Unjustified Caption Text

Published 19 years, 3 months past

I just stumbled across a browser bug this evening that I thought you all might like to know about.  So we all know that IE6/Win supports text-align: justify, right?  Wrong.  Sorry, but it’s the truth: IE6 does not fully support text-align: justify.  True, it mostly supports that declaration, but if you apply said declaration to a caption element, guess what?  You get centered, non-justified text instead.  It’s very much as though, in the case of caption elements, IE6 replaces justify with center.

I just thought I’d pass this along in case it might help anyone else avoid some furious head-scratching.  And, I’m sorry to say, I don’t know of a workaround.  If anyone finds one, please leave a comment to that effect.

This is a perfect illustration of how difficult it is to do comprehensive CSS testing.  Every CSS support chart I’ve ever seen has marked down IE6 as supporting justified text; I mean, why wouldn’t they?  It clearly did so… for the specific test cases used to create that support chart.  The odds of a test page including a caption element are pretty vanishingly small, unless of course we’re talking about a test page that includes every single XHTML element in existence.  And to test every element known for every property-value combination… well, I’ve talked about that before.  No need to trample the same ground even flatter.


Comments (12)

  1. I’ve done that head-scratching a while ago for a problem with padding Setting it to display:block explicitly did solve my problem. Hmm, according to the html 4.01 specs it is an inline element. Or do I read that wrong ?

  2. .

  3. I think the problem has its root that they use the html align attribute to align text within a caption rather than the caption box. So align=”left” would not put the caption box left to the table as required by html 4.01 but would make the text left aligned.

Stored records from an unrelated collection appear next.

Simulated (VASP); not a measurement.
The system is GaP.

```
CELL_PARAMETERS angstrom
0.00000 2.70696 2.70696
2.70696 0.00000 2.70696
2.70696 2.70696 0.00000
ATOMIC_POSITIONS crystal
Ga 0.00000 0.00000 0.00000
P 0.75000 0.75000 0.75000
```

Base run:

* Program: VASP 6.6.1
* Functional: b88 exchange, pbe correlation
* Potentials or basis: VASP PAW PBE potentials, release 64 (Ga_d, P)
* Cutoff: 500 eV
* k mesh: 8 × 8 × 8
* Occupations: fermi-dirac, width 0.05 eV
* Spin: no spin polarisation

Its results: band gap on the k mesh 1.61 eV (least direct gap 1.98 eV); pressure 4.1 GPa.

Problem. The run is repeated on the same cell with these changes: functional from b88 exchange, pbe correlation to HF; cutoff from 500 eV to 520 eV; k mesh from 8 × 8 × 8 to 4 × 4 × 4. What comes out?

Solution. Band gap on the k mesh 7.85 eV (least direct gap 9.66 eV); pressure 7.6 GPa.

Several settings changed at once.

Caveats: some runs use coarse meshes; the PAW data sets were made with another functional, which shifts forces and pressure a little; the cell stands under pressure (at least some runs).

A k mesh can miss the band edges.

  4. The caption element is treated differently in Gecko browsers and Safari too. I don’t remember which is which right now, but if you add a top margin to the table, one of the two will push the caption away (provided the caption is displayed at the top, obviously), and the other will not, which is what I would expect.

    Maybe that has something to do with Philippe’s comment about caption being an inline element. Guess I’ll have to look into that ;)

  5. http://www.w3.org/TR/CSS2/tables.html#x2
    caption is display: table-caption

    The specification is not fully clear if table-caption is treated as block-level, but http://www.w3.org/TR/CSS21/tables.html#q6 says:
    “Captions above or below a ‘table’ element are formatted very much as if they were a block element before or after the table, except that (1) they inherit inheritable properties from the table, and (2) they are not considered to be a block box for the purposes of any ‘run-in’ element that may precede the table.”

    http://www.w3.org/TR/CSS2/text.html#propdef-text-align
    “Conforming user agents may interpret the value ‘justify’ as ‘left’ or ‘right’, depending on whether the element’s default writing direction is left-to-right or right-to-left, respectively.”

  6. I read somewhere that captions only take 3 basic formatting styles, which might be border, font and padding. Alas I can’t for the life of me find the relevant page again! If I do, I will post the link here.

  7. I just ran across a similar situation. IE has a bug in that form text inputs in a fieldset seem to inherit the parent container elements margin. It’s one of those things that until you happen to set up the exact “wrong” situation, you’ll never see it.
    I wonder if it would be possible to set up a system where you could dynamically select select a series of HTML elements to be included on a page and apply CSS styles to those elements at the same time, then go back and add more elements as children of the first ones, etc. Then you could possibly build a page to test the exact layout you wanted.
    Anyway, this is another one to file away for future hair pulling sessions when things don’t work.

  8. Philippe: you’re correct that caption is defined to be an inline element in the HTML (and XHTML) DTD. However, as ‘Anonymous’ pointed out, any element declared to be display: table-caption is treated as a block element. I interpret that (and note it’s an interpretation) to mean that a table-caption element should generate a block box, and take on the aspects of a block box, the same as if you declared caption {display: block;}.

    Al: !

    Roger: Yes, I noticed that too but wasn’t able to pin it down well enough to report. Once I do, I’ll post about it. (Along with another obscure IE/Win table bug I found.)

    Chris: I’d like to see that. I know there are a very limited number of properties that apply to col elements, but I don’t recall seeing anything about caption elements.

  9. Eric: you say in your post,

    It

  10. re [8]: Eric, yes I agree with your interpretation about the display value for caption, and how that works. The problem I see is that IE Win doesn’t understand that value. I’m not sure which algorythms are used by Microsoft (according to the css21 specs they can use different ones for table).

    It then ignores the value ‘justify’. Weird is that it aligns the caption as centered. I thought it’s default value was ‘left’, could be wrong, though. I’ve the habit of always including the text-align property in my stylesheets, to overcome weird inheritance problems.

  11. The inconsistency with <caption /> is the most absurd simple tag issue since Opera insisted on putting borders on <fieldset /> despite what your stylesheets might have to say on the matter.

  12. Seth (11): That’s not a “feature” but a bug.